Tilda Swinton stars as Lucy Mirando, the CEO of a former agrochemical company with a seriously bad reputation. She intends to turn all this around with a new business venture: a cheap, sustainable and GMO-free food source to feed the world. This source is a newly discovered ‘super-pig’ that will be farmed to be eaten. Scattering 25 of these pigs across the world, Lucy launches a competition to see who can breed the greatest super pig, to be judged by television personality Dr. Johnny Wilcox – an obnoxious sort of Steve Irwin type figure played with wild abandon by Jake Gyllenhaal. South Korea’s super pig goes to a farmer and his grand daughter, who live in a remote and picturesque location. The young girl, Mija – a surely star making performance from An Seo Hyun – is something of a free spirit and wanders the nearby forests with Okja, their adopted super pig.
Bong uses these early scenes with Mija and Okja to show us the bond between the two, but also to develop a bond between them and the audience, a relationship that he, working from a script co-written Jon Ronson, then develops and uses to highly effective dramatic effect when the pair are separated and Okja and the many other super pigs’ fates become clear. Okja is a gentle and sweet creature and an early sequence sees her not only save Mija, but risk sacrificing her own life in the process – it’s a wonderfully neat way of pulling an audience in to engage with Okja as many would with a beloved pet rather than the way in which people seem to see animals bred for meat. The difference in the way people think about animals in these two contradictory ways is a startlingly bizarre and utterly arbitrary disconnect that is so rarely discussed and one that Bong does an excellent job in highlighting.

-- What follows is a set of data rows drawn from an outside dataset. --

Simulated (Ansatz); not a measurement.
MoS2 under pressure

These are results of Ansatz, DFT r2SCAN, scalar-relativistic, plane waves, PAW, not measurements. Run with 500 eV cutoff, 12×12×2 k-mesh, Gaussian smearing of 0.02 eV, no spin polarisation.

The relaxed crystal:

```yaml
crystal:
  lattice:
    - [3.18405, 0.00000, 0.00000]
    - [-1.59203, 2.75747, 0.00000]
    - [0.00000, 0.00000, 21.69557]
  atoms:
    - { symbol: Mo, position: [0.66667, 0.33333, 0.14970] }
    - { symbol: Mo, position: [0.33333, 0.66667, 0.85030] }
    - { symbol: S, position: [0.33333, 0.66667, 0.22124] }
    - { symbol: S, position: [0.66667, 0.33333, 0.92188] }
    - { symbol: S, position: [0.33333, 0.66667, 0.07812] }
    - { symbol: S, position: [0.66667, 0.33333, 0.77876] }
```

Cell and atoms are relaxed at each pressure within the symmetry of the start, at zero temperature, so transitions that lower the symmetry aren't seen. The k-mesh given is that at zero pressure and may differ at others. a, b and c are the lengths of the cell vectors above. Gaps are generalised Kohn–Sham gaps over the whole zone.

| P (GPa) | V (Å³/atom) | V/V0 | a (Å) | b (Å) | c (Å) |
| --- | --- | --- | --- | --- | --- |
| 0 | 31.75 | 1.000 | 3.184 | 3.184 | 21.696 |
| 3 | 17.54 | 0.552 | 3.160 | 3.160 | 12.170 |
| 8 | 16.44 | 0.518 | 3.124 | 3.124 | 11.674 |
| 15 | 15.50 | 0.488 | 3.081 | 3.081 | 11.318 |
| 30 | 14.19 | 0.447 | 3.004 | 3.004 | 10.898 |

Also thrown into the mix is Paul Dano as the charming, but slightly off-kilter leader of the Animal Liberation Front (A.L.F), who are somewhat reminiscent of the ramshackle band in Frank, which was also written by Jon Ronson. Dano has a tendency to gnaw on the scenery a little and he doesn’t break from that trend here, but this is a film with big performances, with a capital B, with Gyllenhaal being perhaps the most uninhibited of them all. Almost bringing to mind Sharlto Copley’s ‘experiments in big acting’ at times, Gyllenhaal plays Wilcox with extreme vocal modulations and a looseness to his body movements that is often (deliberately) hilarious and never, ever boring. In many other films his performance would definitely be seen as ‘too much’, but Bong’s world is a bright and wild one and it’s entirely in keeping with a film that keeps you on its toes with it’s wild tangents and bold gear shifts.
Whilst some of the further reaches of Okja’s wild abandon don’t always feel smoothly part of the whole, it’s a very small price to pay for the almost anarchic joy that is often on screen. Okja is a wonderfully entertaining, thrilling, hilarious and heartbreaking adventure movie with broad appeal, a warm centre and an important message.